Chapter 1. Understanding the Hybrid Cloud

The datacenter has undergone fundamental changes over the past 10 years. Virtualization technology enables organizations to create internal private clouds, speeding up delivery of software projects. In many cases, public cloud providers provide a viable substitute for local data, and in other cases, public cloud providers supplement the private cloud.

As the world moves to the cloud, organizations are increasingly looking for ways to take advantage of their investment in private clouds for a competitive advantage. This advantage can be achieved by combining public and private cloud technologies to create a hybrid cloud.

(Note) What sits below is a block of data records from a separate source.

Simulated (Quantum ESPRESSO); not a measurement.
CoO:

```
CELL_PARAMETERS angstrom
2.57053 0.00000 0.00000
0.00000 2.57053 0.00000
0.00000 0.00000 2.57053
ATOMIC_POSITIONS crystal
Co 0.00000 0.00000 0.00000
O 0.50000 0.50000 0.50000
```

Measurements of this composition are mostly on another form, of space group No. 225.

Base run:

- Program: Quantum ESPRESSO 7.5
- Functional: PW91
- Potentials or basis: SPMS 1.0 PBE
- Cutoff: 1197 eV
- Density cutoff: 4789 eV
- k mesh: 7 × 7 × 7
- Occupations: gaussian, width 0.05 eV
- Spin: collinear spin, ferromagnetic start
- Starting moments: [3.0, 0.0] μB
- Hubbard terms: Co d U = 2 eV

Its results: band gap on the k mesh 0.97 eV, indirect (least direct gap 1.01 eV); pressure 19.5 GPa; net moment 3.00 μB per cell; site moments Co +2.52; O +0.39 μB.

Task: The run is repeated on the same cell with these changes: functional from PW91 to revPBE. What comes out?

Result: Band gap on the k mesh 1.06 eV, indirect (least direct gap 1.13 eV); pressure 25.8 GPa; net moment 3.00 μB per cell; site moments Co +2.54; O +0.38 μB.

This chapter examines the hybrid cloud, beginning with some basic vocabulary and continuing with use cases for the hybrid cloud.

What Is a Hybrid Cloud?

A hybrid cloud is a combination of one or more public cloud providers (like Amazon Web Services [AWS], Microsoft Azure, and Google Cloud Platform [GCP]) and a private cloud platform (hosted on-premises for use by a single organization) or private IT infrastructure. The public cloud and private infrastructure are distinct and independent elements that communicate over an encrypted connection. This enables organizations to store secure data in their own datacenter while using computational resources from the public cloud to run applications that rely on this data.

Many organizations use a combination of resources from both external providers and internal IT-based hardware ...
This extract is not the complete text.